A Noteholder who desires to tender its
Notes or withdraw tenders between 6:00 p.m. and 11:59 p.m., New
York City time, on the Expiration Date should directly contact the
Dealer Manager. See the sections entitled “Procedures for
Participating in an Offer” and “Amendment and
Termination—Revocation Rights” in the Statement. Noteholders should
carefully review the specific procedures for tendering Notes in the
Statement under the section entitled “Procedures for Participating
in an Offer.”
March 7, 2024
Announcement of Results of Offers and
Consent Solicitations
The Issuer will announce its decision
whether to accept valid tenders of Notes of any Series for purchase
pursuant to the Offers (including, if applicable, the expected
Settlement Date for the applicable Offers) and the results of the
Offers and the Consent Solicitations in accordance with the methods
set out in the Statement as provided in the section entitled “Terms
and Conditions of the Offers and Consent Solicitations.”
Subject to applicable law, the Offer and
Consent Solicitation for each Series is being made independently of
the Offer and Consent Solicitation for each other Series, and we
reserve the right, subject to applicable law, to extend, withdraw,
terminate or amend the Offer and Consent Solicitation for any
Series without also extending, withdrawing, terminating or amending
any other Offer or Consent Solicitation.
March 13, 2024
Settlement
Expected Settlement Date. Payment of the
applicable Purchase Price in respect of the Offers.

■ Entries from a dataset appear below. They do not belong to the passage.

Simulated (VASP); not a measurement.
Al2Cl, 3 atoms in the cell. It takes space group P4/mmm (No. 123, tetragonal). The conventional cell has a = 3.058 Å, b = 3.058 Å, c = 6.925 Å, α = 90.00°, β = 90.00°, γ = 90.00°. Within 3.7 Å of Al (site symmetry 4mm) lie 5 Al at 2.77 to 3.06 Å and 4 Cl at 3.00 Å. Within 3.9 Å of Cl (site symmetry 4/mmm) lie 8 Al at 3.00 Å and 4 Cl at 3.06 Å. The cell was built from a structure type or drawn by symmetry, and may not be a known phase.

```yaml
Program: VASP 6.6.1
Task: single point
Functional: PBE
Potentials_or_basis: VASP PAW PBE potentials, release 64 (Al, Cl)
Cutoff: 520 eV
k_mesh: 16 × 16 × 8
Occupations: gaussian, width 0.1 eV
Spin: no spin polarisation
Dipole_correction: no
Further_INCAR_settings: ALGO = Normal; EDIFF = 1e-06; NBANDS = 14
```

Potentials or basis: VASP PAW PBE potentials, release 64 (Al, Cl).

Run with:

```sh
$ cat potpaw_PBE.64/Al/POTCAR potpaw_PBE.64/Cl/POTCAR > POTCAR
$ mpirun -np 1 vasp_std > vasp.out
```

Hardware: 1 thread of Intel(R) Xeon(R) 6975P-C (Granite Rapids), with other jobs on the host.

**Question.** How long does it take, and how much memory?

Any Noteholder whose Notes are held on its behalf by a
broker, dealer, bank, custodian, trust company, nominee or other
Intermediary should promptly contact such entity if it wishes to
tender or withdraw tenders of its Notes in an Offer. Such
Intermediaries may have deadlines for participating in the Offers
prior to the Expiration Deadline. Noteholders should carefully
review the specific procedures for tendering Notes in the Statement
under the section entitled “Procedures for Participating in an
Offer.”
For Further Information
A complete description of the terms and conditions of the Offers
is set out in the Statement. Copies of the Statement are available
at http://ipathetn.barclays/static/tenderoffers.app. Further
details about the transaction can be obtained from:
The Dealer Manager Barclays Capital Inc. 745 Seventh
Avenue New York, New York 10019, United States Telephone: +1
212-528-7990 Attn: Barclays ETN Desk Email:
etndesk@barclays.com
The Tender Agent The Bank of New York Mellon 160 Queen
Victoria Street London EC4V 4LA United Kingdom Attn: Debt
Restructuring Services Telephone: +44 1202 689644 Email:
debtrestructuring@bnymellon.com
DISCLAIMER
This announcement must be read in conjunction with the
Statement. No offer or invitation to acquire or exchange any
securities is being made pursuant to this announcement. This
announcement and the Statement contain important information, which
must be read carefully before any decision is made with respect to
the Offers and Consent Solicitations. If any Noteholder is in any
doubt as to the action it should take, it is recommended to seek
its own legal, tax and financial advice, including as to any tax
consequences, from its stockbroker, bank manager, lawyer,
accountant or other independent financial adviser. Any individual
or company whose Notes are held on its behalf by a broker, dealer,
bank, custodian, trust company or other nominee must contact such
entity if it wishes to participate in an Offer and Consent
Solicitation. None of the Issuer, the Dealer Manager or the Tender
Agent (or any person who controls, or is a director, officer,
employee or agent of such persons, or any affiliate of such
persons) makes any recommendation as to whether Noteholders should
participate in any Offer and Consent Solicitation.
General
Neither this announcement, the Statement nor the electronic
transmission thereof constitutes an offer to buy or the
solicitation of an offer to sell Notes (and tenders of Notes for
purchase pursuant to the Offers will not be accepted from
Noteholders) in any circumstances in which such Offer or
solicitation is unlawful. In those jurisdictions where the Notes,
blue sky or other laws require the Offers to be made by a licensed
broker or dealer and the Dealer Manager or any of its affiliates is
such a licensed broker or dealer in any such jurisdiction, the
Offers shall be deemed to be made by such Dealer Manager or such
affiliate, as the case may be, on behalf of the Issuer in such
jurisdiction. None of the Issuer, the Dealer Manager or the Tender
Agent (or any director, officer, employee, agent or affiliate of,
any such person) makes any recommendation as to whether Noteholders
should tender Notes in the Offers or Consent Solicitations. In
addition, each Noteholder participating in an Offer will be deemed
to give certain representations in respect of the other
jurisdictions referred to below and generally as set out in the
Statement under the section entitled “Procedures for Participating
in the Offer.” Any tender of Notes for purchase pursuant to an
Offer from a Noteholder that is unable to make these
representations will not be accepted.
About Barclays
Barclays is a British universal bank. We are diversified by
business, by different types of customers and clients, and by
geography. Our businesses include consumer banking and payments
operations around the world, as well as a full-service corporate
and investment bank. For further information about Barclays, please
visit our website www.barclays.com.
Selected Risk Considerations
An investment in the ETNs described herein involves risks.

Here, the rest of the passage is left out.